For San Francisco Weekly: This August, after opening for Alabama Shakes in Boise, Idaho, Chicano Batman was approached by a white codger who told the band it reminded him of music he’d heard in the ’60s and ’70s. “I get what you’re doing,” the man said to bassist Eduardo Arenas. “You guys know what a pop song is, but you guys don’t give a shit about it.”
In a sense, he nailed it, Arenas says. The band, whose members hail from various corners of Los Angeles County, play music that mixes elements of ’60s and ’70s psychedelic Latin rock, lounge music, South American funk, samba, cumbia, Bossa Nova, the Isley Brothers, and Jimi Hendrix. Although the band’s songs boast occasional pop hooks and vocal harmonies, they’re also a patchwork of different time signatures.

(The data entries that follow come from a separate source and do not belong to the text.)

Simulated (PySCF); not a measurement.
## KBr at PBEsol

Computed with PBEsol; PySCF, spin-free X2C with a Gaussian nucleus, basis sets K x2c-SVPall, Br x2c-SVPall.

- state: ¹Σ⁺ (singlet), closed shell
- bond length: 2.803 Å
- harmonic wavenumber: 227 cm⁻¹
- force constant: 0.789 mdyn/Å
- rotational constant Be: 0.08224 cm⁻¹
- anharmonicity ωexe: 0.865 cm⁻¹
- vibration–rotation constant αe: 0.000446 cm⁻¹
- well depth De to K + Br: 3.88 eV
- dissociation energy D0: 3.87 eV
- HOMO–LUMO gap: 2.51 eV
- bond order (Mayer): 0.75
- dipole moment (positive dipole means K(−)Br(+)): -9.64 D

The band’s name conjures a playful heroism as reflected by its logo that combines the United Farm Workers’ outstretched eagle symbol with Batman’s iconic emblem. Band members are of Colombian, Mexican, and Salvadoran heritage, and a laid-back Los Angeles vibe courses through much of their music. After playing together for seven years, they know each other’s pulses, smells, how to anticipate each other’s moves, and how to connect musically, Arenas says.
He adds, “We know the state of pop music in the world sucks. It’s so synthetic, so not soul. We borrow some pop elements, but change things up to create the emotional wave we want. We’re kind of turning pop on its back.”
A good example of that is the song “Cycles of Existential Rhyme” from the band’s 2013 EP Magma. A funky walking bassline rolls on top of a simple 4/4 drum beat, as the guitarist plucks out ’60s-era surf guitar reverb and the organ solos loosely over everything else. After a few quick time signature changes, space opens for singer Bardo Martinez to sing a loose and casual verse. Another time signature change leads into a short pre-chorus and drum fills, followed by more time signature changes and another longer chorus. More drum fills lead to a soulful guitar solo, the tempo slows, and then we’re back to a verse similar to the opening. The song cycles in and out of small puzzle pieces that make the song memorable not for a Katy Perry-esque hook, but for its sentimental mood and un-forced vibe. The video, in which two young people meet at a bar the band is playing at, feels more like a short art film than a music video.
Teenagers often bring their parents to see Chicano Batman, and the parents often experience a wave of deja-vu.
“One dad said to us after a show, ‘I have that album, I had it back in the ’70s,'” Arenas said. “It tripped me out. I was like, ‘No you didn’t. That’s our original song.’ And he wouldn’t believe it. That nostalgia people feel is real. They really identify with that emotion.”
Last month, Chicano Batman premiered a new song, “Black Lipstick,” on Entertainment Weekly’s website. They performed at Coachella in April and played the opening slot on several dates of Jack White’s Lazaretto tour earlier this year, performing for more than 10,000 people, Arenas says. They wrote music for a new PBS documentary, On Two Fronts: Latinos & Vietnam, about the experience of Latino soldiers and families during the war in Vietnam, which premiered Sept. 22. They begin recording a new album in January, to be released next spring.
“Our sound is L.A.,” Arenas says. “It feeds off the city. This is a city really deep in immigration and migration and multigenerational survival. The music that inspires us, like old Mexican ballads, is reinterpreted in our music. It’s inside of us from when we were kids, but we do it through our lens.”